General best practices when using Datastream

In this page, you'll find best practices for using Datastream. These include general best practices when using Datastream.

Change a stream's source database

In some cases, you may have to change the source database of a stream. For example, you may have to modify the stream to replicate from a replica instead of from the primary database instance.

Create a connection profile for the replica instance.
Create a stream, using the connection profile for the replica that you created and the existing connection profile for the destination.
Start the stream with historical backfill disabled. When the stream is started, it will bring only the data from the binary logs.
Optional. After the stream is running, modify it to enable automatic backfill.
Pause the stream that's reading from the primary instance.
Optional. Delete the stream that was streaming data from the primary instance.
Optional. Delete the connection profile for the primary instance.

Alert and monitor in Datastream

The Datastream dashboard contains a great deal of information. This information can be helpful for debugging purposes. Additional information can be found in the logs, which are available in Cloud Logging.

Datastream alerts

There's no default alert set up for Datastream. For example, you can create an alerting policy for the Data freshness metric by clicking the Create alerting policy link in the Overview tab. For the remaining metrics, follow these steps:

In the Google Cloud console, go to the Alerting page:

Go to Alerting
Click Create policy.
Click the Select a metric drop-down.
In the filter field, enter Datastream.
Optional: You might need to disable the Active filter to view all available metrics.
Search for the metric that you want to monitor under Datastream Stream.
Click Apply.
Optional: Enter the required details in the Add filters and Transform data sections. Click Next.
Enter the required information in the Configure alert trigger section. Click Next.
Configure your notifications in the Configure notifications and finalize alert section.
Review your alert and click Create policy when ready.

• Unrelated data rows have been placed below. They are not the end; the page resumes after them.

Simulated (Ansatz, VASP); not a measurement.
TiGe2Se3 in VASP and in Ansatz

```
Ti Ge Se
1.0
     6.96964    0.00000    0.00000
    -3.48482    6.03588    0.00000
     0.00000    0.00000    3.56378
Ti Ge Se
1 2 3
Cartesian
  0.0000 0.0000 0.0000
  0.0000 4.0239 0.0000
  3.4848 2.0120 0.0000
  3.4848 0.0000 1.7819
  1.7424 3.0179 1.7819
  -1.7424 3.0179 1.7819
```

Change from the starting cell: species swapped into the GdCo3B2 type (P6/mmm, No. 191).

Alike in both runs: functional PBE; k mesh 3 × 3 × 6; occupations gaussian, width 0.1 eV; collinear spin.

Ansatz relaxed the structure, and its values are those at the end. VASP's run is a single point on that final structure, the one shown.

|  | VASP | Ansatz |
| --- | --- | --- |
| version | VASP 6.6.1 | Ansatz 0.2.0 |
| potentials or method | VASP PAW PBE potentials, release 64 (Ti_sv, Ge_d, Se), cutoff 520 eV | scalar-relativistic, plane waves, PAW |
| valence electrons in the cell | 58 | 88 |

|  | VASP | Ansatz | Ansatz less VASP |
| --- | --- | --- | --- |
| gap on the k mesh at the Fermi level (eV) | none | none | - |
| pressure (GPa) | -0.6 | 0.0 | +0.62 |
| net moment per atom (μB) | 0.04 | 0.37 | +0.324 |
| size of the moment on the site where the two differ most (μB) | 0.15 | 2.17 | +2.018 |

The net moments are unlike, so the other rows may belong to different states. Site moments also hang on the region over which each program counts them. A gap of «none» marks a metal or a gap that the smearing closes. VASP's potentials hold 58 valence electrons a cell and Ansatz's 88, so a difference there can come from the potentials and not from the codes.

For detailed information about how to complete each of these steps, see Create alerting policy.

We recommend creating alerts for the following Datastream metrics:

Data freshness
Stream unsupported event count
Stream total latencies

An alert on any of these metrics can indicate a problem with either the stream or the source database.

Understand latency

Datastream provides the following metrics to help you understand replication latency:

Data freshness: the difference between the time when the data was committed to the source and the time when the data was read by Datastream. If this metric is high, it indicates that Datastream is reading data slower than it's being generated at the source. This indicates that there might be an issue with the source or with the network connection to the source.
System latency: the time that it takes for Datastream to process an event, from the moment the event is read from the source until it's written to the destination.
Total latency: the end-to-end replication lag, representing the total time from when data is committed to the source until it's written to the destination.

If data freshness is high, common causes include:

Source overload: the source database is generating logs (binlog files, redo log files, WAL files) faster than Datastream can read them.
- Action for MySQL/Oracle: Increase the maxConcurrentCdcTasks parameter to read more logs in parallel.
- Action for PostgreSQL: isolate high-churn tables into their own dedicated streams.
- Action for SQL Server: increase the maxConcurrentCdcTasks parameter to read more change tables in parallel.
Source resource starvation: the source database server itself experiences issues such as high CPU usage, low memory or disk I/O bottlenecks.
- Action: make sure that the source instance is healthy. Check CPU/RAM usage. For PostgreSQL, consider increasing the value for the logical_decoding_work_mem parameter; for Oracle, ensure that sufficient system global area (SGA) is allocated.
Network capacity issues: high ping time or saturated bandwidth between your source and Google Cloud.
- Action: monitor your VPN or Cloud Interconnect bandwidth and latency.
Single large transaction: a large batch job, such as an UPDATE on millions of rows, can cause a temporary spike in latency.
- Action: this is expected. Wait for Datastream to process the large event. Consider breaking large batch jobs into smaller chunks in the future.

If system latency is high, this may indicate an issue within Datastream or the destination.

Action: check Cloud Logging for persistent, row-level errors (for example, invalid input for type json. If the stream is in a retry loop because of data type or constraint errors, this might require manual data correction at the source. If there are no obvious errors, contact Google Support for assistance.

How many tables can a single stream handle?

We recommend that a single stream includes up to 10,000 tables. There's no limit to the size of the tables. If you need to create a stream with more tables, then the stream might enter an error state. To avoid this, consider splitting the source into multiple streams.